Strata Logistics collapsed into administration after one of its customers entered liquidation and it incurred a “significant” bad debt, its administrator has revealed.
Path Business Recovery said the Bedfordshire haulage firm had also leased new premises and a warehouse to facilitate the unnamed client’s storage demands, but when it subsequently ceased trading, Strata was left with significant overheads and no customer that required the space.
As previously reported, Path also told creditors that the business was sold on 4 April in a pre-pack deal costing £30,000 to a company called Secured Transport Logistics.
Path added that there was no connection between the purchaser and the directors, shareholders or secured creditors of Strata, or its associates.
Strata Logistics was set up in 2014 and it had contracts with Royal Mail as well as a large supermarket, thought to be Asda, in addition to the “large delivery company” that ultimately closed down.
Path said it reached a peak turnover in 2022 when revenues hit £13.5m. Average contract values ranged from £500,000 to £4m.
In an effort to deal with the bad debt, a connected company called Paul White Holdings repaid a loan of £800,000 in order to assist with cash flow and it attempted to tender for a very large contract with a UK-wide delivery firm.

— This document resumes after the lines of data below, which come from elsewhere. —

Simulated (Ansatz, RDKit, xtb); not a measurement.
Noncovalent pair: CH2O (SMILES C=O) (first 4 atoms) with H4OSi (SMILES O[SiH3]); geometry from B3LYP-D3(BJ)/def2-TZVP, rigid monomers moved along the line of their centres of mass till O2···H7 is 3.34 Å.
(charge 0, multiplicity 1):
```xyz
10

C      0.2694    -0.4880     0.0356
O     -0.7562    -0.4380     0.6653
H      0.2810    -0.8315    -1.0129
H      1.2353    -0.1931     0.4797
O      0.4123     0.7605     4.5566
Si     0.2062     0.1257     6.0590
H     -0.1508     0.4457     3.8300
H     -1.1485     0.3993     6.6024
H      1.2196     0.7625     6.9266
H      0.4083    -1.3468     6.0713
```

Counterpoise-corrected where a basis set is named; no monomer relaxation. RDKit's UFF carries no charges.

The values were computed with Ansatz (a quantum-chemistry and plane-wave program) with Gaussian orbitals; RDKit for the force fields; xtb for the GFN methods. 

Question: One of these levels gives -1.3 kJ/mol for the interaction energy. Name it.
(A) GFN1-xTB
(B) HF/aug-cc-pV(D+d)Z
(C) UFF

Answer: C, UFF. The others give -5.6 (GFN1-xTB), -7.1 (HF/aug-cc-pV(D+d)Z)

However, the company was told that this contract would not proceed as early as hoped and, coupled with HM Revenue & Customs launching an investigation into “historical VAT accounting practices” at Strata Logistics, it was forced to seek insolvency advice.
Path said: “The benefits of achieving a pre-packaged sale were the transfer of the employees and the absence of a break in supply of goods and services, which would enable a value to be achieved for goodwill and customer contracts.
“There were six employees who were transferred as part of the sale.”